Their principal tool in this endeavor is the computer. In You Are Not A Gadget, Jaron Lanier (the man who popularized the expression “virtual reality”) warns of precisely the kind of disconnect we have between what the wildfowler experiences and what the biocrat’s computer imagines. Lanier writes that “people degrade themselves all the time in order to make machines seem smart. Before the 2008 stock-market crash, bankers believed in supposedly intelligent algorithms that could calculate credit risks before the bank makes bad loans; we ask teachers to teach to standardized tests so a student will look good to an algorithm. We have repeatedly demonstrated our species’ bottomless ability to lower our standards to make information technology good, but every manifestation of intelligence in a machine is ambiguous.”
Although the duck season is over, I’ve witnessed further proof of the managers’ inability to connect with the real world. The oxymoronically named Conservation Order Season allows licensed shooters to slaughter snow geese until March 27 or until the geese normally leave Virginia about March 1. It’s been a tough winter for the birds, and when I drive my truck the four-tenths of a mile that runs from my home through a field of soybean stubble to the county road, the snow geese walk warily away, lacking the energy they had a month ago to fly. Young shooters educated by the hunting pornographers and marketers of the outdoor channels cruise local roads in pickup trucks and blaze away at any standing birds they think are in range. They don’t stop to pick up the dead geese or kill cripples, because they’re more afraid of getting caught for breaking the county law against shooting from the road than they are of Uncle Sam’s mandate to make every effort to retrieve all the birds you shoot. After all, it’s Uncle Sam who has waived the rules against using an unplugged gun, electronic calls, and shooting after sunset. He has sent a clear message that snow geese are targets for killing by most any means possible, and who bothers to pick up a species reduced to the status of a target? We don’t do it with clay pigeons; why would we want to jeopardize our reputations by retrieving and eating “sky carp,” a.k.a., snow geese?

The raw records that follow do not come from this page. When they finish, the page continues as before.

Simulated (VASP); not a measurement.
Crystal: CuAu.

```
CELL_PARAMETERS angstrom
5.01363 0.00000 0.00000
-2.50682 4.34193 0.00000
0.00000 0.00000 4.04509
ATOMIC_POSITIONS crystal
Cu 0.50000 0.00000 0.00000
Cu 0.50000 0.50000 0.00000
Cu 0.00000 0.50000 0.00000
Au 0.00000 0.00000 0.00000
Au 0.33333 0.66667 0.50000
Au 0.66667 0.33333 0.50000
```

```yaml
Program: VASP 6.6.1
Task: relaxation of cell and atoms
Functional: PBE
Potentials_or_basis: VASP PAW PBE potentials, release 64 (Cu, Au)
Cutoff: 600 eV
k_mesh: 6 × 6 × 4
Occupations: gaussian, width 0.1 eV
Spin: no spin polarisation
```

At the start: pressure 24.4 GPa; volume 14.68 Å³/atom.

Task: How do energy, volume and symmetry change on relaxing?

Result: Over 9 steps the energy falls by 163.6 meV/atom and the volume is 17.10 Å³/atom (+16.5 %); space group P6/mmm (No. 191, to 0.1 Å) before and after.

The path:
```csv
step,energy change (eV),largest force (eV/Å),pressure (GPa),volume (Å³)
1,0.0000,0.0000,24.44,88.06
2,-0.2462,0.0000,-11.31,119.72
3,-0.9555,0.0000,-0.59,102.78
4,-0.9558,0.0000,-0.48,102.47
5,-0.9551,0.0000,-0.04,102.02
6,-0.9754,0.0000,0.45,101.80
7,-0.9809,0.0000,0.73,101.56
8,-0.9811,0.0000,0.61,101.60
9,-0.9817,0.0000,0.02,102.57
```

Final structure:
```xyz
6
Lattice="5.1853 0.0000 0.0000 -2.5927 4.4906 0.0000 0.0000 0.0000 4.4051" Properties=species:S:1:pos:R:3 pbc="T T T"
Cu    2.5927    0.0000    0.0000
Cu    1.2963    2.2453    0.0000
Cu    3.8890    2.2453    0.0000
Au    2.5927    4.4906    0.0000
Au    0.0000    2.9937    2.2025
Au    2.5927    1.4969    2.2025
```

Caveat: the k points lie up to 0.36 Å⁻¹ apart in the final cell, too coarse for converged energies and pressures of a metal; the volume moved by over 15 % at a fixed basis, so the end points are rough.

As for the regulation that “all hunters who plan to participate [in the Conservation Order Season] must register online or by phone, obtain a harvest report form prior to hunting, and return the report form back to the department within two weeks following the close of the season,” that is treated as a joke. Young shooters think that killing snow geese is mainly a matter of keeping a loaded gun in the truck and blasting away as opportunity allows. If Uncle Sam is really serious about getting boys to slaughter snow geese, he can’t be equally serious about doing all that paperwork.
Some conscientious hunters will file reports, and these reports will form the distorted basis of next year’s hunting regulations. But these few will have little bearing on what really happens in the Eastern Shore counties where Virginia’s flocks of wintering snow geese congregate. Jaron Lanier regards such faulty figuring as “cloud based.” Although biocrats mock statistics gathered in the days before computers, Lanier reminds us that “no one in the pre-digital-cloud era had the mental capacity to lie to himself in the way we routinely are able to now. The limitations of organic human memory and calculations put a cap on the intricacies of self-delusion.”
Yet this is only half the tragedy of modern wildfowling. While biocrats exhibit little grasp of reality, they have even less understanding of the traditions that made wildfowling a sport. My only solace is that misery loves company. This year I have plenty of company, both locally and in distant marshes. My friend and colleague Worth Mathewson, who does most of his duck hunting across the continent in Oregon, rated his Pacific Flyway season as the “worst in memory,” the same words I use to describe my season in the Atlantic Flyway.